CCCWC member and founder of Simply Smoked Catering Brady Nigh shares his perspective on the relationship between economic and environmental resilience at the 2024 State of the Watershed. Photo: Sydney Widell
Sydney Widell | Coon Creek Community Watershed Council
The CCCWC is celebrating our fourth anniversary this fall, as well as the 92nd anniversary of the nation’s first watershed conservation project, which was centered in the Coon Creek Watershed.
We’ll mark the occasion at our our September 3rd meeting, hosted by the Lindahl Family at their farm in Stoddard. The night will include live music, a community dinner, the 2025 State of the Watershed address, remarks from the Lindahl family and Vernon County conservation partners, and a tour of the Lindahl family’s newly completed erosion control structures. Like all CCCWC gatherings, the event is free and all are welcome.
“We are celebrating the wonderful work that is being done by concerned people in this area who want to do the right thing and create a sustainable future,” said our president Nancy Wedwick, who will deliver Wednesday’s State of the Watershed address. “Over the last four years, we’ve drawn on our watershed’s history as we put conservation projects in place, put roots in the ground, and worked to build a culture of watershed literacy.”

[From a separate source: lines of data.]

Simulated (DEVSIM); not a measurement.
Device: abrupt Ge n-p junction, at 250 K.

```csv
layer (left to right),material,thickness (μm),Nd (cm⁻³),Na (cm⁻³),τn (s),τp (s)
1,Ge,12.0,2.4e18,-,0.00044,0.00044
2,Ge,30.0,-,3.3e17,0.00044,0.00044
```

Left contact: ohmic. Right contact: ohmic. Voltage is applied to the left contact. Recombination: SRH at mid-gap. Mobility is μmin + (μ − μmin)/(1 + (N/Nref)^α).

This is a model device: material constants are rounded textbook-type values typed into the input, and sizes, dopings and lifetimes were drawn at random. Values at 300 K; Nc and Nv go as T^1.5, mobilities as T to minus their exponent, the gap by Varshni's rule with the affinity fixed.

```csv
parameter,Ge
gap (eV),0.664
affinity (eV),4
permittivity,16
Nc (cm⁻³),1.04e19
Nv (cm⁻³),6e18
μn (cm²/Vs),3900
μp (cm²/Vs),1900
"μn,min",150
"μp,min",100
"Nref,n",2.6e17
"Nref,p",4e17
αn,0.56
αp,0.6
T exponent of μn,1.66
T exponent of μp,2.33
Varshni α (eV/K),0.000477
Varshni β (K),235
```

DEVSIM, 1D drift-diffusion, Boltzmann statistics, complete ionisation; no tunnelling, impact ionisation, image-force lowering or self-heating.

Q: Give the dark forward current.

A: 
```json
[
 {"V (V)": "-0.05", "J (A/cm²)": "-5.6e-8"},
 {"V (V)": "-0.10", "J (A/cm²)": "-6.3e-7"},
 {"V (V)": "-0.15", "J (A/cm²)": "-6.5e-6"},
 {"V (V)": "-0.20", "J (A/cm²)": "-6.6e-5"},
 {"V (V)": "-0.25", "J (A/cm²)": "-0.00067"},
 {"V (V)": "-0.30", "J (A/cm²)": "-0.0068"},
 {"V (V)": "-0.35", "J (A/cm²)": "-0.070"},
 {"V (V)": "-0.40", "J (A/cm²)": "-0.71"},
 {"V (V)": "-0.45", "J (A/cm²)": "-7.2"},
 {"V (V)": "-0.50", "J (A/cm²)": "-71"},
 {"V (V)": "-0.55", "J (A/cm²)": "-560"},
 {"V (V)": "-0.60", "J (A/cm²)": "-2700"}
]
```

The CCCWC understands watershed literacy as an awareness for the complex ways water connects people and places. In her State of the Watershed address, Nancy plans to highlight the ways she sees watershed literacy already rising in the community.
Nancy will also speak to the on-the-ground projects the CCCWC has funded in the last year, and the “million points of mitigation” approach we see as central to our efforts to increase the watershed’s resilience to flooding and improve overall community well-being.
We look to the Lindahl family’s major erosion control and water retention project as an example of how Coon Creek Watershed residents are taking steps to reduce erosion and “make running water walk.” The project was completed this August, in partnership with the Vernon County Land and Water Conservation Department.
“I think a project like this will help manage soil loss and flooding,” said Mike Lindahl, who began making plans for the erosion control structures on his farm in Fall 2024. “It should definitely slow the water down compared to what it was.”
Guests will be able to tour the recently completed project during the meeting, and learn about ways to collaborate with us and other conservation partners to support their own flood mitigation and soil health projects.
The September 3rd gathering will begin with appetizers, drinks, and music at 5:30, followed by the State of the Watershed address and other speakers at 6:00, and will close with dinner at 7:00. Lindahls’ Swiss Hills is located at E2250 Hamburg Ridge Rd, Stoddard Hamburg Ridge Rd. in Stoddard. We encourage guests to bring their own lawnchairs and picnicware.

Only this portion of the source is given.